5 Day Iceland Itinerary Overview
- Blue Lagoon
- Golden Circle (Thingvellir National Park, Bruarfoss, Strokkur Geysir, Gulfoss, Kerid Crater)
- Reynisfjara Beach
- Foss a SiduJokulsarlon
- Glacier Lagoon
- Diamond Beach
- Hoffell Hot Tubs
Getting to Iceland:
5 Day Iceland Itinerary- Day 1: Blue Lagoon and Golden Circle
Where to Stay in Selfoss, Iceland:
Where to Eat In Selfoss:
5 Day Iceland Itinerary- Day 2: Selfoss to Vik on the Ring Road
Uridafoss is unique in that it is the most voluminous waterfall in the country! It’s only a little over 15 minutes into your drive, making it the perfect first stop of day 2 of your Iceland road trip. Unfortunately it was raining when we went, so my pictures really do not do it justice!
Where to Eat in Vik
Where to Stay in Vik
Also, definitely walk up the hill to check out the iconic church in Vik!

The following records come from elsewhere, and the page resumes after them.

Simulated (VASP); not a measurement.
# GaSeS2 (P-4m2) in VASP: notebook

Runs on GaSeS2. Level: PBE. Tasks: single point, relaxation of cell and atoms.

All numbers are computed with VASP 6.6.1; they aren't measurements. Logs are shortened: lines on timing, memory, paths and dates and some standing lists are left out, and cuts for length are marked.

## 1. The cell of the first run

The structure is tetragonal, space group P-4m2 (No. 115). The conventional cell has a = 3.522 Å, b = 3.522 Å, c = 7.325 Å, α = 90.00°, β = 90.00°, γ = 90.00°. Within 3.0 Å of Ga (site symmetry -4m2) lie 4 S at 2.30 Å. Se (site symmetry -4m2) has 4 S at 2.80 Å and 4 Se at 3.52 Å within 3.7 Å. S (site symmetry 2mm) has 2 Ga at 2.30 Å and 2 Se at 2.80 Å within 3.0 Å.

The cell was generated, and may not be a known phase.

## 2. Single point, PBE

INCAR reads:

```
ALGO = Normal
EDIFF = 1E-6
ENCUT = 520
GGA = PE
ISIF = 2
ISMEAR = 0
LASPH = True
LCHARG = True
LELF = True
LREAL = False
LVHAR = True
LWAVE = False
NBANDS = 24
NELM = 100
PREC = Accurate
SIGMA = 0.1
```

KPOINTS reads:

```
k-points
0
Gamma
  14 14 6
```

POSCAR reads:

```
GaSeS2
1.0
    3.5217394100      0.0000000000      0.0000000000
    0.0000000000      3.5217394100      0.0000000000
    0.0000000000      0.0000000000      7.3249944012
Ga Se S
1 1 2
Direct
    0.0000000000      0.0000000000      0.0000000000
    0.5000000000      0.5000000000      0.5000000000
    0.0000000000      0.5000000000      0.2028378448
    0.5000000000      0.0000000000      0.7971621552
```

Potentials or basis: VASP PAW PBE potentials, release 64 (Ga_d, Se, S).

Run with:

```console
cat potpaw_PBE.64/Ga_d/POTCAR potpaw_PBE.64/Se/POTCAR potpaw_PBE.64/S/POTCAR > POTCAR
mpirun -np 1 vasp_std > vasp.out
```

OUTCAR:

5 Day Iceland Itinerary- Day 3: Vik to the Jokulsarlon Glacier Lagoon
On Day 3, you’ll make your way from the town of Vik to the Jokulsarlon Lagoon via the Ring Road (transit time – 2 hours and 20 minutes without stops).
Stop #1: Fjaorarglijufur (50 minutes into your drive)
Fjaorarglijufur is a massive curved canyon with a river flowing through it at the bottom, and is absolutely breathtaking! Plan to spend at least an hour here. After you park, you have to walk up a trail to see the canyon and the trail continues on, meandering on top of the canyon so you can check out other sections of it. You won’t want to leave!
Stop #2:Foss a Sidu
This picturesque waterfall is just a quick stop off the Ring Road. Foss a Sidu cascades over the cliffs above a tiny farm village. Such a beautiful sight!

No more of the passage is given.